In 1999, Pride told former Birmingham News reporter Bill Plott about how he was traded to the Birmingham Black Barons in 1954 in exchange for a team bus. This is the article in its entirety:

If the story’s not quite true, it ought to be because so many people have heard it and believe it: Charley Pride and a teammate were traded to the Birmingham Black Barons for a team bus.

The truth lies somewhere between there and fiction. Pride, who will sing the National Anthem next Sunday at Friends of Rickwood Field’s fourth Rickwood Classic, did indeed play for the Black Barons.

In 1954, he compiled a 4-2 record pitching for Birmingham. He also played left field.

He easily recalls a 370-foot home run he hit at Rickwood Field that season against his old team, the Memphis Red Sox.

”Oh, yeah,” said Pride in a telephone interview from Dallas, where he has lived for many years. “Ball players remember hits like golfers remember shots. Eddie Hancock was pitching for Memphis. The first time I came up I hit a major-league popup, and he laughed at me. The next time up I hit it out of there.”

In 1954, Pride said, a lot of out-of-town ball players stayed at an old hotel called the Zanzibar on Seventh Avenue North.

He said he also spent a lot of time in the Acipco area, visiting teammates who lived there.

If the team-bus story sounds like the stuff of mythology, it’s only because Pride has always generated that kind of story in music, if not baseball.
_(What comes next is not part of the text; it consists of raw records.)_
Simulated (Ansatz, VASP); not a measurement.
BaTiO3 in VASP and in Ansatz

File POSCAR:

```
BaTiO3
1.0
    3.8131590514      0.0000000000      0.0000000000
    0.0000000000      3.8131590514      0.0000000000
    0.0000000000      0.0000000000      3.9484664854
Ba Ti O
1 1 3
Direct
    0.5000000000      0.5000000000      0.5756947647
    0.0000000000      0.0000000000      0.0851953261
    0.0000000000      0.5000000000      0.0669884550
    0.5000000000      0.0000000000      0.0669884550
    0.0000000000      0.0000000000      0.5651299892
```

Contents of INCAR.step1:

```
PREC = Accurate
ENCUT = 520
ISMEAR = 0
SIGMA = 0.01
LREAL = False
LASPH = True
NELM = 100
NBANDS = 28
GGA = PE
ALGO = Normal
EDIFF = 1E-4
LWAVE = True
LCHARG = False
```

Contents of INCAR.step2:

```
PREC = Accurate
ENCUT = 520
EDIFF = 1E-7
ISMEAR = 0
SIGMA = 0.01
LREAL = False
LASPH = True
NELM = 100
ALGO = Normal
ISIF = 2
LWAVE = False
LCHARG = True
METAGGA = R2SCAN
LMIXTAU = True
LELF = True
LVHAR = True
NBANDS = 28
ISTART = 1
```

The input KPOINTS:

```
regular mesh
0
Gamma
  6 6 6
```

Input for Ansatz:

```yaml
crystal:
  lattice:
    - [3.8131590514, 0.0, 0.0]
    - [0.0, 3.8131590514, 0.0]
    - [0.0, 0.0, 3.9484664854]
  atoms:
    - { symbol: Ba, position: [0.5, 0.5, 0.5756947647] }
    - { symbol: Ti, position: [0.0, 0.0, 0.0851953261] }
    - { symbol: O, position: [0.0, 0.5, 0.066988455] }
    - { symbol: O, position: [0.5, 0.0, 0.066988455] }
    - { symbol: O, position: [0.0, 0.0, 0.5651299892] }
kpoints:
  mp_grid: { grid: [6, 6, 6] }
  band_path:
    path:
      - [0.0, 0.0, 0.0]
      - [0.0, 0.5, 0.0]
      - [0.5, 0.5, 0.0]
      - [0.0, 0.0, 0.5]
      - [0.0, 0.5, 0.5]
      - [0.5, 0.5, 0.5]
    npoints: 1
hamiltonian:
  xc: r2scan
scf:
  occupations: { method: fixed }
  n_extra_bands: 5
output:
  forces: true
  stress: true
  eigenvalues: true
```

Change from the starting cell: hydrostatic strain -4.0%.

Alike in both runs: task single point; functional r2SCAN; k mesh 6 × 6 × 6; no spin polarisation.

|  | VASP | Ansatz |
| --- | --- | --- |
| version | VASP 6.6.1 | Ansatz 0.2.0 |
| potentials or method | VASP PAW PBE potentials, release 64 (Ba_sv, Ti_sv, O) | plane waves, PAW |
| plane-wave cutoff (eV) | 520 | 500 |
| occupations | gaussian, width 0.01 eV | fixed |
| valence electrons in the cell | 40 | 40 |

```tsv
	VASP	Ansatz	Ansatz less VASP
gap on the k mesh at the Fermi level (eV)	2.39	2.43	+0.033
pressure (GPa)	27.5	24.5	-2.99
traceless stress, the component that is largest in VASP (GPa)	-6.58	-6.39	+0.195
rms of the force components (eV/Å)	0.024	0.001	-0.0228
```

As the most successful Black artist in country and western music, there was no way he could have an ordinary baseball career.

When his first records began getting airplay, few people knew his heritage. Most did not believe it when told he was Black, prompting the story of two little old ladies in the front row at a concert. When Pride walked out on the stage, one is reported to have shrieked, “Oh, my God, he is!”

Pride takes it all in stride.

While he is unquestionably the most successful Black performer in the genre, Pride quickly acknowledges that he was not the first. He and a host of other Black C&W performers are featured on last year’s boxed set From Where I Stand: The Black Experience in Country Music.

Pride, 62, who still performs regularly, has had 29 No. 1 hits on the country charts. But before he got serious about guitars, he was extremely serious about balls, bats and gloves. He left school in Clarksdale, Miss., in 1953 to try out with the Memphis Red Sox of the Negro American League.

”I was somewhere between 14 and 15,” he said. “I know my mom and dad had to sign for me.”

He didn’t make the team and wound up going to Iowa to play in a semi-pro league. The salary was a percentage of the gate.

”If it didn’t rain, we could make it. If it rained, we were in trouble. It rained a lot. It would be a beautiful day and then pour at night when we were going to play. I’m not casting aspersions against the Lord, but it was like somebody had pulled a plug. We were getting hungrier and hungrier. I pulled up weeds and chewed the roots. Certain types didn’t taste too bad,” he said.

Meanwhile, white baseball was continuing to raid the Negro American League.

When Pride returned to Memphis, he was signed by the Red Sox and got into eight games.

The next year he was in Memphis briefly, then with Louisville, finally winding up in Birmingham after the legendary trade.

”I was with the Louisville Clippers, a new team in the league, and they needed money. They sold me and Jesse Mitchell, who still lives there, to the Black Barons for money to buy a team bus,” he said.

That was the only year he played in Birmingham.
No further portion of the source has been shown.